I thought I was being Principled, until I saw I was being Self-Righteous.
A person who is principled has character traits that imply acting in accordance with a moral compass and/or showing a recognition of right and wrong. There is something attractive about someone known to be honesty, forth-right or with a track record of noteworthy accomplishments. They are trusted, in many cases, without the need to prove their assertions. They are often given positions of leadership because of the integrity they embody.

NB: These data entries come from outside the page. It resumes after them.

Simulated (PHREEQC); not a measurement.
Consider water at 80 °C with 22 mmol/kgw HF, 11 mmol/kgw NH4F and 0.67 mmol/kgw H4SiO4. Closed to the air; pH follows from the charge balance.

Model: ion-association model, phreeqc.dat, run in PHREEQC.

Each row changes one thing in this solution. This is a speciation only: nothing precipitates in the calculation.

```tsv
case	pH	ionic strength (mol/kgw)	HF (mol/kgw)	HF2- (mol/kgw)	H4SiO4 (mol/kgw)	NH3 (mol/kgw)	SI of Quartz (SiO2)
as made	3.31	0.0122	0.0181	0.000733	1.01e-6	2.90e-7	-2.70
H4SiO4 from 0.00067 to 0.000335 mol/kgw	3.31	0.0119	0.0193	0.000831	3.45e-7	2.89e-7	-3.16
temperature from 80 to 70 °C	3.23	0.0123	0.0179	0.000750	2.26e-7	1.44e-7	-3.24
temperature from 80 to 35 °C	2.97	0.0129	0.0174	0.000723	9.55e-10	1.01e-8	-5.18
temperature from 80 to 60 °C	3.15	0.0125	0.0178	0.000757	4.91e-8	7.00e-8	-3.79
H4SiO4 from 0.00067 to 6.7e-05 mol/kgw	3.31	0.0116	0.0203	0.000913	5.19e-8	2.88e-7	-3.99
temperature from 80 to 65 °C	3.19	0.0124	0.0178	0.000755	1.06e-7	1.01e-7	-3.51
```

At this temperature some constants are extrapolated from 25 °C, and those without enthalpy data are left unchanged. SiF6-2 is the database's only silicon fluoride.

It is true that we can be disappointed when our trust is misused by someone who masquerades as a principled person. For Example, a confidence-person emulates principled characteristics to take advantage of the unsuspecting, politicians don’t keep their promises or some members of the clergy are unable to live up to the high standards expected of them. Yet we hold on to the ideal that living by principles is a highly desirable trait.
This essay attempts to bring out the potential that some people who want to be known as principled are in fact acting out of self-interest, only pretending to be disciplined. In such cases they exhibit attitudes of haughtiness, an air of superiority, or sometime are condescending toward those with whom they interact. They assume they are entitled to leadership roles or that their opinions should not be questioned. These are the people who seek to influence outcomes and form alliances to preserve their power-base; all the while acting as if they are perceived to be principled and, therefore, above reproach.
Self-righteousness is certainly exhibited with attitude; however, it reveals an underlying character flaw. This character flaw must be addressed with deep self-examination and concerted effort to modify this behavior. The circumstances that lead to someone recognizing their self-righteousness are likely painful. Without an event that produces an abrupt and piercing emotional pain many are unable to begin to understand and take responsibility for the effects of their behavior on others. For those who make this transition the characteristics of acceptance, forgiveness and humility soften their hard edges.
How do you function in situations where group dynamics bring out a variety of personality types? What are your deep motives as you participate? Do you talk critically about the strong personalities to others outside of the group discussion? How do you want others to see you and your role in the group?